<a class="image teaser-image ng-star-inserted" target="_self" href="/politik/inland/neuwahlen-2022-welche-szenarien-jetzt-realistisch-sind/401773131">
I just want to extract the "href" (for example the upper HTML tag) in order to concat it with the domain name of this website "https://kurier.at" and web scrape all articles on the home page.
I tried the following code
library(rvest)
library(lubridate)
kurier_wbpg <- read_html("https://kurier.at")
# I just want the "a" tags which come with the attribute "_self"
articleLinks <- kurier_wbpg %>% html_elements("a")%>%
html_elements(css = "tag[attribute=_self]") %>%
html_attr("href")%>%
paste("https://kurier.at",.,sep = "")
When I execute up to the html_attr("href") part of the above code block, the result I get is
character(0)
I think something wrong with selecting the HTML element tag. I need some help with this?
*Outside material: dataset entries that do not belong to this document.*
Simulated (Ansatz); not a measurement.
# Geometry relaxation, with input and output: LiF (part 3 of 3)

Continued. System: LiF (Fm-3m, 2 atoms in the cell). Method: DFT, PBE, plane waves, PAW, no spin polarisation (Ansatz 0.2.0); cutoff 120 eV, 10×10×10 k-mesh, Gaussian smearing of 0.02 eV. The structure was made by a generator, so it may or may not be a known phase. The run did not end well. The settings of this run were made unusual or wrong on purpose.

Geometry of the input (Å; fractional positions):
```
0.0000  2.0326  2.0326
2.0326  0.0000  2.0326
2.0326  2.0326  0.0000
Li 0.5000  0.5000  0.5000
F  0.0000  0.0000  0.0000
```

CodePudding user response:
You need to narrow down your css to the second teaser block image which you can do by using the naming conventions of the classes. You can use url_absolute()
to add the domain.
library(rvest)
library(magrittr)
url <- 'https://kurier.at/'
result <- read_html(url) %>%
html_element('.teasers-2 .image') %>%
html_attr('href') %>%
url_absolute(url)
Same principle to get all teasers:
results <- read_html(url) %>%
html_elements('.teaser .image') %>%
html_attr('href') %>%
url_absolute(url)
Not sure if you want the bottom block of 5 included. If so, you can again use classes
articles <- read_html(url) %>%
html_elements('.teaser-title') %>%
html_attr('href') %>%
url_absolute(url)
CodePudding user response:
It works with xpath
-
library(rvest)
kurier_wbpg <- read_html("https://kurier.at")
articleLinks <- kurier_wbpg %>%
html_elements("a") %>%
html_elements(xpath = '//*[@target="_self"]') %>%
html_attr('href') %>%
paste0("https://kurier.at",.)
articleLinks
# [1] "https://kurier.at/plus"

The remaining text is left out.